Chicken or turkey sausage: You’ll get more longevity from cooked sausages, which are great to stash away for soups, pastas, and more. But raw sausages are great to keep on hand, too, and typically last longer in your fridge than fresh meat cuts.
Parmesan cheese: Honestly, a variety of cheeses is ideal, but if you had to pick one cheese and one cheese only, Parm would be the winner. It lasts a long time without molding, and it’s delicious on just about every savory dish, where it adds richness and umami depth. It can basically take a ho-hum dinner and turn it into something you’re proud of. You can grate it to a powder, shred it for slivers of salty goodness, or shave it for large flakes of deliciousness.
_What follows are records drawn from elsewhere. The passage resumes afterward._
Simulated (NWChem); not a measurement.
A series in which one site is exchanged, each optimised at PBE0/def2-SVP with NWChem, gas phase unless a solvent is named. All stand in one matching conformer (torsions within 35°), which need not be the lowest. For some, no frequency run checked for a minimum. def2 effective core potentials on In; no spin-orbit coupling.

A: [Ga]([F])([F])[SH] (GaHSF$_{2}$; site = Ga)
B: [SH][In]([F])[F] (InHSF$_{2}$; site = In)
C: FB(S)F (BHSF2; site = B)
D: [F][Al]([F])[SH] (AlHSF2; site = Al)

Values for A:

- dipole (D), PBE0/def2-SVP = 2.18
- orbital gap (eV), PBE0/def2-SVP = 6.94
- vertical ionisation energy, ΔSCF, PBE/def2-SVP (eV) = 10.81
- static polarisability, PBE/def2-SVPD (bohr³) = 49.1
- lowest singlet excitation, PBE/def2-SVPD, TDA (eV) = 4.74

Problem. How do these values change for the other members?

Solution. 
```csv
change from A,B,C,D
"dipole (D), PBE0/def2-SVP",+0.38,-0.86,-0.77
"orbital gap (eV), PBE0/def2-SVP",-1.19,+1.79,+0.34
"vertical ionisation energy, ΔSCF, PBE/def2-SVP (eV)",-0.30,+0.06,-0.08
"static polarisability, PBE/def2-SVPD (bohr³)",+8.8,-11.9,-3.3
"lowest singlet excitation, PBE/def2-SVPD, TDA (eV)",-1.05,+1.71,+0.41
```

Frozen peeled and deveined shrimp: Here’s why shrimp is always in my freezer: Even when I forget to thaw it ahead of time (which is every time, honestly), I can thaw it in a bowl of cold water in 5 or 10 minutes and it’s ready to go.
Frozen salmon fillets: Much like frozen shrimp, frozen salmon fillets (wrapped in their individual packaging) thaw quickly in a bowl of water. Plus, omega-3s!
Frozen vegetables: OK, I’m cheating again because I’m really touting multiple ingredients grouped under one category—sorry! I don’t love all frozen vegetables (the texture isn’t great for some of them), but I do love frozen broccoli and cauliflower florets, green peas, edamame, and corn.
Frozen dumplings: These have been a lifesaver in my home. I love all kinds of frozen dumplings and sometimes toss them in broth with veggies for a quick “wonton” soup. I’ll stir-fry them with vegetables for an easy dinner the whole family will love. Or I’ll make a filling lunch salad by placing them atop a crunchy salad with a soy-ginger vinaigrette.
Frozen cooked brown rice: Brown rice is a nutritious whole grain with a wonderfully chewy texture and nutty flavor. But it takes a long time to cook. So I like to either cook a big batch and stash portions in my freezer or buy precooked brown rice from my grocery store. It thaws in no time (like, a minute or two) in the microwave and is ready to go. You could also keep pouched precooked brown rice in your pantry, but I prefer the texture of frozen brown rice.